Re: [Linaro-validation] CI Runtime API - linaro-validation

26 Apr 2013


      On Fri Apr 26 02:25:14 UTC 2013 Antonio Terceiro replied to me, but I
wasn't on the list, so only just spotted it in the web interface...
...
Non-API related thought: I think it is reasonable to have an internal
...
file server to store disk images on that we create during builds
without having to push up to snapshots.linaro.org and pull them back
down. It makes far more sense to boot and test an image, then
optionally upload it to the wider world. Let me know if we have this
soft of temporary storage available.
...
We don't have something like this, but we probably should have one.
...
...
I need to know if a machine is ready for me to use. I am happy to poll
something.
I need to tell LAVA/CI that I have finished with a machine.
...
If I understand correctly your asumption is to receive a interactive
session on the requested device(s), and then issue commands on it. Is
that correct?
Yep Very similar to the LAVA hack tool that Tyler just demoed.
...
Maybe it's too late to ask this, but did you consider the possibility of
having the CI runtime produce "actual" LAVA jobs (i.e. a target device
spec + a non-interactive script), and then using an API to submit those
jobs, poll for their completion (or block until completion depending on
the use case) and acessing/manipulating/addressing the job results,
perhaps to use them as input for other jobs?

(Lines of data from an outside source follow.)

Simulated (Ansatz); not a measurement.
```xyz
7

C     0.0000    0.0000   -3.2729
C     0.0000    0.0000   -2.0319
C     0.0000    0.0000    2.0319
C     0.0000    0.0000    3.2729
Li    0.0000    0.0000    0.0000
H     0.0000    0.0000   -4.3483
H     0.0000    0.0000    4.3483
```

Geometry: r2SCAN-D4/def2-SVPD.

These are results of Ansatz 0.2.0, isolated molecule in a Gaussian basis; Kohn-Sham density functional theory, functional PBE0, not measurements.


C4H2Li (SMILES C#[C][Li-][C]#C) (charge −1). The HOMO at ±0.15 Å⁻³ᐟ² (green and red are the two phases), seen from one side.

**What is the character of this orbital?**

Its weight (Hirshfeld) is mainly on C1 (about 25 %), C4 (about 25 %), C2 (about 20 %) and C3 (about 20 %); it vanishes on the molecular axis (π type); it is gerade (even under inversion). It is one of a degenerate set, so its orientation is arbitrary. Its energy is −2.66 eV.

I did consider a fixed function test approach, but for some jobs we
are creating new commands based on the output of previous ones. It
also restricts jobs to be a fixed sequence of commands unless you
start implementing branches and loops in the test spec. Those are the
reasons I chose Python - I don't have to re-invent anything.
...
This approach would have the advantage that since you don't directly
control the device, you don't have the need to tell LAVA that you are
finished with it. LAVA knows when the job you submited is done. Besides,
if a CI job crashes, LAVA won't stay forever waiting for being told that
a given device is done with, and doesn't need to care about handling
timeouts, and we don't need to worry about what is the right timeout to
wait for etc.
...
Does that make sense?
Absolutely. I know that with all this added flexibility I am
potentially making life difficult for us, but I think it will
encourage adoption and is a nice, flexible method of doing some really
powerful stuff. I am keen to mitigate the problems it creates as much
as possible. I expect us to have jobs that specify a maximum runtime
anyway (this is standard practice with lots of grid compute and
cluster products). We should have a reasonably short default timeout
for jobs that don't specify one to "train" users to do this right.
That avoid the crashing issue to some extent.
...
OTOH, I realize that having the ability to reserve a device and receive
an interactive session on it is useful and would open up several other
possibilities, so I don't necessarily think it is a bad idea at all.
--
James Tunnicliffe